Denise feels horrible her marriage fell apart. It’s all her fault, she’ll state sadly. She didn’t love him enough. She harped at him too much and she was too hard to live with. It was all her, not him.
Marco knows his 20 year-old son is struggling in college because he can’t seem to motivate the boy. Isn’t a father supposed to look after his kid?
Teresa and her boyfriend of two years just broke up. He says she’s too controlling. She tearfully admits she asked him not to go out to bars with his friends every weekend, coming home wasted.
Are they right? Is everything their fault?
People tell me all the time that their messed up relationships are all their doing. I tell them they’re giving themselves too much power. Relationships between adults are a fifty-fifty situation. Everyone contributes. Otherwise, only one person in the relationship has power and that would be just wrong.

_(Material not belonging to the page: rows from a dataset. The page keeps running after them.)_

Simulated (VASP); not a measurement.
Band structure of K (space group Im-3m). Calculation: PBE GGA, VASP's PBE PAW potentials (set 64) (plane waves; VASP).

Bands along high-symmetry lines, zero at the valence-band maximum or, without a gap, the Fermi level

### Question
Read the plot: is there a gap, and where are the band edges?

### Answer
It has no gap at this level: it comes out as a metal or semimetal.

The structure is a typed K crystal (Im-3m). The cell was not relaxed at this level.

Everyone in the relationship has power and power is unavoidably linked to responsibility. If you don’t have the power to make another person behave differently, you’re not responsible for his actions. It’s hard enough in this life to be responsible for our own behavior. Don’t assume you have the power to change others.
It all gets murky because love involves being emotionally impacted by one another–caring what the other person does or feels. You must remember, though, that no matter how affected you are by what other people do, you don’t have control of their actions or their feelings. No matter how much you love them or how much they say they love you. In turn, your feelings and your actions aren’t their fault, either.
This is a very difficult concept for many, but while love confers the ability to impact the other, it doesn’t give power or responsibility.
Responsibility is always linked to power. If you don’t have control over another, you can’t be responsible for what she does…or what she feels. You are responsible, however, for what you do. If you behave or speak in demeaning ways–that’s your responsibility and you should seriously look at what’s going on with you. The other person’s feelings, though, can’t be your fault because she has an involvement in her own emotional reactions.
She gets to choose how she thinks about a situation and that assessment will feed her emotional reaction–the key here is that she gets to choose.
Don’t use this to say that your behavior–your actions–shouldn’t have any impact on those with whom you have relationships. You’re still responsible for how you behave. You don’t have, however, responsibility for someone else’s feelings.
This is tricky, but hugely important ground in relationships. Make sure you don’t give yourself too much power over others. You just get to be in charge of your own behavior and your own emotional reactions. That’s a massively complicated responsibility itself.